LIGO proved there is an aether and density ripples in it change the distance that light travels — as shown by a characteristic oscillation generated by dense objects colliding causing interference between the arms of LIGO.

The reason MM failed to show that light changes speed is because we’re not moving through the aether, but are ourselves aether stuff — and so our own perspective gets equally warped. Since us and the light both change with the relative motion, we can’t see the change.

However, LIGO, VIRGO, and NANOGrav experiments and observations proved that speed of light in vacuum is NOT constant, which makes Michelsons's experiment obsolete.
The LIGO/VIRGO experiments proved no such thing. You seem to have a fundamentally flawed understanding of these experiments.
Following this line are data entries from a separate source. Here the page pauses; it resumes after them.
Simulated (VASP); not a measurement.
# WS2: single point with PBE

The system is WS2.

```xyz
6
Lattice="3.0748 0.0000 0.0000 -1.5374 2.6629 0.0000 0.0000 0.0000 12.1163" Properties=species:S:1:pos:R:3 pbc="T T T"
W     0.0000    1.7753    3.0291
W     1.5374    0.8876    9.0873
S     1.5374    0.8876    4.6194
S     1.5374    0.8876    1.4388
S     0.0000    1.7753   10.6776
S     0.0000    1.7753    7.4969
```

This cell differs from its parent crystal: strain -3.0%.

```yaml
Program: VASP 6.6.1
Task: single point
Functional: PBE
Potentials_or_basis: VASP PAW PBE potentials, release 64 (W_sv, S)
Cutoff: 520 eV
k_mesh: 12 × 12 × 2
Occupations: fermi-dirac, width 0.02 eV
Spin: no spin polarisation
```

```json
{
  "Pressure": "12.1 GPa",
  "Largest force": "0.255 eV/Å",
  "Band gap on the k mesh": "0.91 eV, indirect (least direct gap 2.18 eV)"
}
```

That the speed of light is constant in vacuum is one of the fundamental assumptions of general relativity. The results of LIGO/VIRGO are so far fully compatible with GR.

^ This is the problem we are looking for in this discussion.
The problem in this discussion is that you don't have an understanding of the concepts involved. You haven't properly understood the LIGO experiments and you clearly know nothing of general relativity. There really is no point in continuing this further.
It doesn't looks like you wanted to discuss flaws in GR with a dissident, who, obviously, too stupid to understand GR and SR. You told me that. You did the job. Now, «shut up and calculate».
You started this discussion saying "LIGO, VIRGO, and NANOGrav experiments and observations proved that speed of light in vacuum is NOT constant". This is completely absurd, as anyone who works in the field will tell you.

I never said you're too stupid to understand. What I said, and maintain, is that you lack a basic understanding of the concepts involved. If you want to have a proper discussion, you need to first properly study general relativity, and refrain from making ridiculous assertions about things you are obviously not an expert on.